Crypto news

17.06.2026
13:53

Bitcoin frozen in anticipation of the Fed's verdict: mixed flows on exchanges cause confusion

The Bitcoin (BTC) market has entered a phase of uncertainty, showing conflicting signals in exchange flows ahead of the key U.S. Federal Reserve meeting. Some analysts see signs of accumulation, while others note a reversal toward coins flowing into trading platforms. However, all agree on one thing: the next significant market move will likely begin with the Fed's decision.

Accumulation on the Short Horizon

Analysis of data over the last 24 hours indicates an outflow of about 5,000 BTC from exchanges. Simultaneously, reserves of the stablecoin USDT are growing on platforms. This combination—withdrawing the base asset and an influx of liquidity—is a classic accumulation pattern. The key question here is the participants' motivation: is it a confident long-term bet or simply hedging positions? The difference between these scenarios is fundamental for assessing the sustainability of demand.

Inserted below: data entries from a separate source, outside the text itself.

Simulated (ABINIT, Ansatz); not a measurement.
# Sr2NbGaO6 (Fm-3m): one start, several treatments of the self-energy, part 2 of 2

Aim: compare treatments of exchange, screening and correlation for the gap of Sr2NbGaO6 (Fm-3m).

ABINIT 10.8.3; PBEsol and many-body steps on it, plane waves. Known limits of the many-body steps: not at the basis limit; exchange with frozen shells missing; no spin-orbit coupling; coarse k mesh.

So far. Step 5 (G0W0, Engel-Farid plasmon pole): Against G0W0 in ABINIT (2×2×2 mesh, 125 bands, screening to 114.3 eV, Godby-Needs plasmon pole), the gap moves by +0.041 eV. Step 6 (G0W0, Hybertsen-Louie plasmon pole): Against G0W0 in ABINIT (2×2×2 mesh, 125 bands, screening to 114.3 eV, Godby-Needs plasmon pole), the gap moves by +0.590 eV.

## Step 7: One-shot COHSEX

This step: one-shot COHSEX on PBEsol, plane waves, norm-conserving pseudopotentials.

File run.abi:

Notably, volatility remains compressed. This is a clear sign that the market is frozen in anticipation, avoiding sharp moves until the Fed's announcement. The combination of BTC outflows, USDT inflows, and low volatility paints a picture that cannot be ignored: the market is preparing for a breakout but is waiting for a trigger.

Reversal and Neutral Assessment

Looking at a broader time frame, a noticeable reversal in dynamics occurred on June 16. After several days of dominant outflows, the Exchange Netflow turned positive, reaching +1,418 BTC compared to an outflow of -3,838 BTC the previous day. Against this backdrop, the Bitcoin price corrected slightly downward.

The Funding Rate rose from 0.00145 to 0.005772 and has remained positive for ten consecutive days. This indicates not overheating, but a recovery in appetite for leveraged trading. Open Interest decreased over the day from approximately $23.5 billion to $23.09 billion, which, after a weekly increase of 5.66%, looks more like a partial closing of positions rather than aggressive buildup.

The overall assessment of the picture is neutral. Short-term liquidity has not completely disappeared, but no powerful influx of new capital is evident yet. The key signal for analysts will be whether BTC continues to "leave" exchanges in the coming days. If outflows resume, it will be a bullish sign. If inflows intensify, get ready for increased selling pressure.

My comment: In my view, the current situation is a classic "calm before the storm." The market has digested local euphoria and is now waiting for a macroeconomic catalyst. A scenario where the Fed holds rates steady will likely be perceived as positive for risk assets, which could trigger a sharp rise in BTC. However, any "hawkish" rhetoric could crash prices, given the accumulated uncertainty.